NEW YORK — The municipal market maintains a strong tone for the day in the face of limited paper. But while the European Central Bank cut rates, its reluctance to become a lender of last resort has pushed Treasury yields lower. Muni yields are likely to ride in the wake of rallying Treasury yields, traders say, enough to maintain the week’s gains.
“The tone hasn’t changed very much,” said Howard Mackey, president of the broker-dealer unit of Rice Financial Products. “I don’t see a lot of activity. But we’ve seen the tone of the market remain fairly firm over the past few days.”
Muni yields are mostly trending firmer crossing noon, according to the Municipal Market Data scale. They are steady through four years. Thereafter, they are flat to three basis points lower. The six- to 11-year range remains the strongest sector of the market.
The benchmark 10-year yield dropped seven basis points Wednesday to 2.00%. This lowered its ratio to Treasuries to 98.51% from 106.37% two days ago, putting it firmly below 100%. It now sits close to the 2011 calendar-year average of 97.25%.
The muni-Treasury ratio has gotten richer recently, falling almost 20 percentage points in nine sessions, since Nov. 23, and almost 30 percentage points from its calendar-year high of 128.42%, achieved on Oct. 5.
The two-year yield skipped down three basis points to 0.36%. The 30-year yield fell six basis points to 3.70%.
Treasury yields started the day with a sluggish gait, but rallied once they caught wind of what the ECB was willing and unwilling to do. The benchmark 10-year yield has fallen four basis points to 1.99%.

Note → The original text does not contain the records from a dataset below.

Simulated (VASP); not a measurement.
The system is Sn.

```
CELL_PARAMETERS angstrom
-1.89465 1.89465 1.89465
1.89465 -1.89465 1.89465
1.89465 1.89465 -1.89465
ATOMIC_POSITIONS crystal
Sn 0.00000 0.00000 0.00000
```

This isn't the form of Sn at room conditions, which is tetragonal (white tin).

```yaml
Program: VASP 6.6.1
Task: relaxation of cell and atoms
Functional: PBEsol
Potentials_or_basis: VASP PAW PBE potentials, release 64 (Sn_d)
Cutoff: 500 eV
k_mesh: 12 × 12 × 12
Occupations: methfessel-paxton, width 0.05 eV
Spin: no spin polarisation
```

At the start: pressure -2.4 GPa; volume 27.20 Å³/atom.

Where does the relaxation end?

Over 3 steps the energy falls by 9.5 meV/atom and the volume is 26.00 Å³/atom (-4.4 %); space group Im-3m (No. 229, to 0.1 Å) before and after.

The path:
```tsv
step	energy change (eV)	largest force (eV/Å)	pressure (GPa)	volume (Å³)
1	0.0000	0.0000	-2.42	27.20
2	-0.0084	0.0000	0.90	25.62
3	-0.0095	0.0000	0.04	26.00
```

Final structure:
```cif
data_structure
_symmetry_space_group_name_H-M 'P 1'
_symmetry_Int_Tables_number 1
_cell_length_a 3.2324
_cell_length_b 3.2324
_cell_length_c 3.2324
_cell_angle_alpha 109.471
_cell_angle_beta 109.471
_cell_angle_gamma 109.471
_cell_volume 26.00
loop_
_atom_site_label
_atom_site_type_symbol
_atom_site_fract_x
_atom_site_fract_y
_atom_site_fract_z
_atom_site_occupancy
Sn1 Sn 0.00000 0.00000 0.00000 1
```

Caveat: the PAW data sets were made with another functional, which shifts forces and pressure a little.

The two-year yield inched down a basis point to 0.24%. The 30-year yield has dropped five basis points to 3.02%.
Primary market volume is expected to weigh in around the $6 billion range this week. Industry estimates for anticipated market volume total $5.82 billion, against a revised $5.88 billion last week. So far, investors anxious to put reinvestment money to work have snapped up much of the week’s supply, leaving little left over.
“Nothing that we’ve seen on the horizon will have a big impact on the [muni] market, so it will continue to remain firm,” Rice’s Mackey said. “But I don’t see anything that will catapult the market into new lower levels.”
The Treasury market has reacted to news that the European Central Bank on Thursday cut interest rates by 25 basis points — back to a record low of 1% — in response to rising concerns about deflation and recession in the euro zone. It introduced new measures to help the region’s troubled banks.
But as yet, ECB President Mario Draghi has given no indication the central bank will be a lender of last resort to sovereigns through any large-scale purchase program of euro zone government bonds.